Core & Main net sales flat for Q1
Core & Main Inc. announced net sales of $1,910 million, virtually flat for its first quarter. Gross profit increased 2% to $520 million, and gross profit margin increased 50 bps to 27.2%.
The company reported it opened five new greenfield locations in attractive markets and reaffirms its full-year fiscal 2026 outlook.
“I want to thank our teams across the country for their disciplined execution, which continues to advance our strategic priorities and strengthen our position with our customers,” said CEO Mark Witkowski.
“In the first quarter, we delivered solid results despite a dynamic macroeconomic environment and strong prior-year comparison. Municipal demand remained healthy, supported by ongoing repair-and-replace activity and infrastructure investment. Our performance was driven by strong execution across our sales initiatives, including double-digit and high-single-digit growth in our treatment plant solutions and smart utility categories, respectively, reflecting continued customer demand for integrated solutions to support aging water infrastructure.
"We also expanded our footprint with five new greenfield locations in attractive markets, while delivering year-over-year gross margin expansion through execution of our gross margin initiatives. Strong cash flow generation supported continued investment in growth and returning capital to shareholders through share repurchases, demonstrating our balanced approach to capital allocation.
Looking ahead, we remain focused on executing our growth initiatives, expanding margins, and supporting customers on complex infrastructure projects as we continue to create long-term value for shareholders.”
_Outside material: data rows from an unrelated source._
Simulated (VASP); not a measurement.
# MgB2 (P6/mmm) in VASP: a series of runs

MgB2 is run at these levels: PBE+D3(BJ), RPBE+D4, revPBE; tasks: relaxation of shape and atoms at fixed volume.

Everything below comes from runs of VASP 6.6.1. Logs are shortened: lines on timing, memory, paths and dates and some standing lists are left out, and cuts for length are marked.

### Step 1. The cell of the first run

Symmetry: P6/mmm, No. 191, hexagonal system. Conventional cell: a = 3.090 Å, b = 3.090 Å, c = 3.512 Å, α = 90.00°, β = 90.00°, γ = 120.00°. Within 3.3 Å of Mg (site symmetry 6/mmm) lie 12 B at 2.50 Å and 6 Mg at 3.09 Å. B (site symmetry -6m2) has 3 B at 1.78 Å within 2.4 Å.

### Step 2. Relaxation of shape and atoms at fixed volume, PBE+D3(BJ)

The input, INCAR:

Three Months Ended May 3, 2026
Net sales for the three months ended May 3, 2026 was $1,910 million compared with $1,911 million for the three months ended May 4, 2025. Net sales were essentially flat primarily due to decreased volume that was offset by acquisitions. Net sales for pipes, valves & fittings and storm drainage decreased due to lower volume partially offset by acquisitions. Net sales of fire protection products increased due to higher volume and higher selling prices. Net sales of smart utility products increased due to higher volume.
Gross profit for the three months ended May 3, 2026 increased $10 million, or 2.0%, to $520 million compared with $510 million for the three months ended May 4, 2025. Gross profit as a percentage of net sales for the three months ended May 3, 2026 was 27.2% compared with 26.7% for the three months ended May 4, 2025. The overall increase in gross profit as a percentage of net sales was primarily attributable to favorable impacts from the execution of our gross margin initiatives and disciplined purchasing and pricing management.
Selling, general and administrative ("SG&A") expenses for the three months ended May 3, 2026 increased $6 million, or 2.0%, to $299 million compared with $293 million during the three months ended May 4, 2025. SG&A expenses as a percentage of net sales were 15.7% for the three months ended May 3, 2026 compared with 15.3% for the three months ended May 4, 2025. The increase was primarily attributable to higher distribution costs and investments to support long-term growth, including greenfield expansion and sales initiatives, partially offset by the benefits of recent cost actions.
Operating income for the three months ended May 3, 2026 increased $6 million, or 3.5%, to $177 million compared with $171 million during the three months ended May 4, 2025. The increase in operating income was primarily attributable to higher gross profit partially offset by higher SG&A expenses.
Net income for the three months ended May 3, 2026 increased $8 million, or 7.6%, to $113 million compared with $105 million for the three months ended May 4, 2025. The increase in net income was primarily attributable to an increase in operating income and lower interest expense.